0

I have a background on mathematics and Machine Learning, but I'm quite new on image compression. The other way I was thinking in the optimal way to compress an image just using a lookup table. This means, given an original image which has N unique values, change it to a new image with M unique values being M<N. Given a fixed value of M, my question was how to pick those values. I realized that if we take as figure of merit the total error (MSE) of all the pixels, all the information has to be in the histogram of the pixel intensities. Somehow, the most common values should be mapped to a closer value than the uncommon values, making the higher regions of the histogram more "dense" in the new values that the low regions.Hence I was wondering if it exists a mathematical formula that:

-Given the histogram h(x) of all the pixels intensities

-Given the number of uniques new values M

Defines the set of new M values {X_new} that minimizes the total error. I tried to define the loss function and take the derivative, but it appeared some argmax operations that I don't know how to derivate them. However, my intution tells me that it should exist a closed formula.....

Example: Say we have an image with just 10 pixels, with values {1,1,1,1,2,2,2,2,3,3}. We initially have N=3 and we are asked to select the M=2 unique values that minimizes the error. It is clear, that we have to pick the 2 most common ones, so {X_new}={1,2} and the new image will be "compressed" as {1,1,1,1,2,2,2,2,2,2}. If we are asked to pick M=1, we will pick {X_new}=2 to minimize the error.

Thanks!

1 Answers1

0

This is called color quantization or palettization. It is essentially a clustering problem, usually in the 3D RGB space. Each cluster becomes a single color in the downsampled image. The GIF and PNG image formats both support palettes.

There are many clustering algorithms out there, with a lot of research behind them. For this, I would first try k-means and DBSCAN.

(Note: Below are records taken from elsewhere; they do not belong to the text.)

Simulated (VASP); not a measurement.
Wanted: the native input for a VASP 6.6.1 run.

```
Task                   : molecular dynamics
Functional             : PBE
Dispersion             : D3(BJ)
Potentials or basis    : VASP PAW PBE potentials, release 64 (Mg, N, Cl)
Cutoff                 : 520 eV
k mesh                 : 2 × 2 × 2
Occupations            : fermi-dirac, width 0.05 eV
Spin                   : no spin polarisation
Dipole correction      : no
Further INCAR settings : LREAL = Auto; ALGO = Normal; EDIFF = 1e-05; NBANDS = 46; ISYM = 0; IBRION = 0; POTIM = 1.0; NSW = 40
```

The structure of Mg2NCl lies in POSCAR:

Note that palettization would only be one part of an effective image compression approach. You would also want to take advantage of both the spatial correlation of pixels (often done with a 2-D spatial frequency analysis such as a discrete cosine transform or wavelet transform), as well as taking advantage of the lower resolution of the human eye in color discrimination as opposed to grayscale acuity.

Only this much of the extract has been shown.